How Erica Bernheim Became a Writer

September 30, 2012 — 3 Comments

I find my students and the tiny pieces I know of their lives very inspiring; I think they’re so brave, many of them, to want to become writers, and they make me want it for them, too.

Photo Credit: Drew Dalton

Erica Bernheim is the author of The Mimic Sea. She was born in New Jersey and grew up in Ohio and Italy. She received her MFA from the University of Iowa’s Writers’ Workshop and her PhD from the University of Illinois at Chicago. Since 2008, she has been an Assistant Professor of English at Florida Southern College, where she teaches creative writing and directs the Honors Program.

Read more by and about Erica:

Book: The Mimic Sea

Poem: Like a Face

Poem: Elegy Next to Cleanliness

Review of The Mimic Sea

Poem: 63rd and Pulaski

How Erica Bernheim Became a Writer

This is the next installment in the How to Become a Writer interview series, which will post here at Ph.D. in Creative Writing every other Sunday (or so) until I run out of writers to interview, or until they stop saying yes. Each writer answers the same 5 questions. Thanks to Erica for saying yes!
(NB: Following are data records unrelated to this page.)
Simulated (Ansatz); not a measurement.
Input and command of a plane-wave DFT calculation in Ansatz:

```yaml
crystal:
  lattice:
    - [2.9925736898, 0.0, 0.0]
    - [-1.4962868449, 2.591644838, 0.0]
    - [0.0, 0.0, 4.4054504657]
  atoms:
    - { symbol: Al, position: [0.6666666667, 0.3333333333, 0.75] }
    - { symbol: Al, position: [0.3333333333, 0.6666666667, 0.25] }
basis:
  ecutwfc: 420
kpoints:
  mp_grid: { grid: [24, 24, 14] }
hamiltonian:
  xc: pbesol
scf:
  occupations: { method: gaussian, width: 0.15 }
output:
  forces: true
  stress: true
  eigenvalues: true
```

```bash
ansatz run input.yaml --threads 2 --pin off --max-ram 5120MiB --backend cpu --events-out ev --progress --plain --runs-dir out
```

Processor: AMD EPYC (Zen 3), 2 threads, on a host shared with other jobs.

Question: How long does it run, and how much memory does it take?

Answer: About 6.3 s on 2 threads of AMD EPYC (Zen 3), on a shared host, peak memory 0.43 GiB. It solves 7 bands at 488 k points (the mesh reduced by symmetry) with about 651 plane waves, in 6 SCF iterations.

1. Why did you want to become a writer?

I was fortunate to grow up in a home where reading was encouraged. Becoming a writer seemed like a natural progression to me, something you could do after you had read enough books to have your own ideas. My father is a writer and an English professor, my mother is an editor, and books were almost always on hand; when they weren’t, creating my own stories seemed like a logical step, although I never did much with poetry until later. I also grew up in a family that travelled constantly, both overseas and for long car trips on a regular basis, and I was fortunate to be a good car reader (of books, never maps!). I learned to read quickly and would think about whatever I read for a long time afterwards, trying to remember sentences verbatim, and puzzling over whatever I had forgotten to remember, hoping I could try something like whatever I had read in a book of my own at some point. I wanted to make other people feel the way I did when I read something I loved.

2. How did you go about becoming a writer?

I majored in English in college, but it wasn’t until I enrolled in an MFA program that I found a community of writers, many of whom I remain close with still, like Michael Dumanis, Robyn Schiff, Nick Twemlow, Suzanne Buffam, and Chicu Reddy. Being around other writers showed me how to be one, as well as how not to be one. After finishing the MFA program, I moved to Chicago and worked in publishing for a few years. For me, taking a few years off between the MFA and PhD was important. I wrote a lot during that time; I relied on writing in a way I never had before, and I realized that I wanted to be around writing all the time, that it shouldn’t be a luxury or just a special occasion.

Robert Creeley in 1972. Photo by Elsa Dorfman, courtesy Wikimedia.

3. Who helped you along the way, and how?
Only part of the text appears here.